Before entering business he spent five years as an officer in military intelligence, serving in Israel’s elite Unit 8200, which has been a training ground for many top businesspeople. (When asked what he did in the highly secretive division, he laughs and says: “Don’t push it.”)
Countries around the world, from southeast Asia’s tiger economies to western Europe’s struggling ones, invest heavily in science, technology, and innovation, or use the levers of the state to try to promote new business. Some are overtly emulating Israel: Finland’s prime minister Jyrki Katainen said this week that he planned to use the country’s success in high-tech innovation as a model at a time when Finnish industrial output and productivity are falling.
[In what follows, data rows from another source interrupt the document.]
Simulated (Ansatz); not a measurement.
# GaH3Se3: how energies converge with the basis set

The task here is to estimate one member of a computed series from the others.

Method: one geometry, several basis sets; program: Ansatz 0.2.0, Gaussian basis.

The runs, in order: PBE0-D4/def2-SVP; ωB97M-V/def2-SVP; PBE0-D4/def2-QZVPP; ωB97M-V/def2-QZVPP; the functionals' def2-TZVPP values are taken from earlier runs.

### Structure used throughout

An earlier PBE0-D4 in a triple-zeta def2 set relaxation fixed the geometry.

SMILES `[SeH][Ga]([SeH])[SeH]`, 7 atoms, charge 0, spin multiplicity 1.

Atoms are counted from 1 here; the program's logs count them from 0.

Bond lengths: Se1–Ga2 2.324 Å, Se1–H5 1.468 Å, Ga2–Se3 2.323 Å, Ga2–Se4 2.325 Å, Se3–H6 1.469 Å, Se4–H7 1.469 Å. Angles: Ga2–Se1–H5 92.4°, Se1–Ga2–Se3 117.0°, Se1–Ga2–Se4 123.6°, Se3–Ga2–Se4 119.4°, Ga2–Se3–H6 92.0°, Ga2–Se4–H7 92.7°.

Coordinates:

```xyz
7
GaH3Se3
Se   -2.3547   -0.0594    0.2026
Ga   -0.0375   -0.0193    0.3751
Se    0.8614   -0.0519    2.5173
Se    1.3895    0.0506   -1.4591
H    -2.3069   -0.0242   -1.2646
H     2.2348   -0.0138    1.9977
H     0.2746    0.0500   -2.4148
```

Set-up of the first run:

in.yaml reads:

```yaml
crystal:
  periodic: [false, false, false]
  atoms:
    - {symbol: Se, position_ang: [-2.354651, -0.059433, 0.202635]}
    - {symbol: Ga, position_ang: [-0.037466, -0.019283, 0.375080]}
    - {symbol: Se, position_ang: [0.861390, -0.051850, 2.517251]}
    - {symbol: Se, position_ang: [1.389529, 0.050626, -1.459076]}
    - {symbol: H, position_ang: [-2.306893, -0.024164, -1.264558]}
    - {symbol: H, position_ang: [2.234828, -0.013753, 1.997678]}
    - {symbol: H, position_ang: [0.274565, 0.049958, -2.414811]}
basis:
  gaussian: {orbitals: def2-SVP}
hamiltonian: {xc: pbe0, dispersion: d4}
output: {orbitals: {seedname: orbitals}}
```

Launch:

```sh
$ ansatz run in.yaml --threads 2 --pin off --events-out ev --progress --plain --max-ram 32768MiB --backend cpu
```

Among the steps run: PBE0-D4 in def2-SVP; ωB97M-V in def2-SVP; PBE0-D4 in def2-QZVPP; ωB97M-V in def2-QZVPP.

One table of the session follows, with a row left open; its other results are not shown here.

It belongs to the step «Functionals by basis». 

Israel’s prime minister Benjamin Netanyahu said this week that foreign companies were pounding a path to his country, and “they all want the same three things: Israeli technology, Israeli technology and Israeli technology”.
His comments came in a speech decrying calls for an economic boycott of Israel because of its occupation of Palestinian lands. Science and tech, like much else in the Jewish state, has a political aspect.
While the international Boycott, Divestment and Sanctions movement wants the world to pull out of Israel, the technical prowess of the “Start-up Nation” is exerting a powerful reverse gravitational pull.
The Office of the Chief Scientist has bilateral co-operation agreements with about 50 countries on research and development, and receives a steady flow of foreign visitors. “We are probably the most highly networked country out there in terms of R&D collaboration,” says Avi Hasson, OCS head. “This is an area where people desire our partnership.”
Few other countries, however, offer the same ecosystem of support for science, technology, research and funding under one roof, or extend quite the amount of risk capital the OCS does. For example, the office underwrites 85 per cent of the lending made by business incubators, leaving private shareholders with the other 15 per cent.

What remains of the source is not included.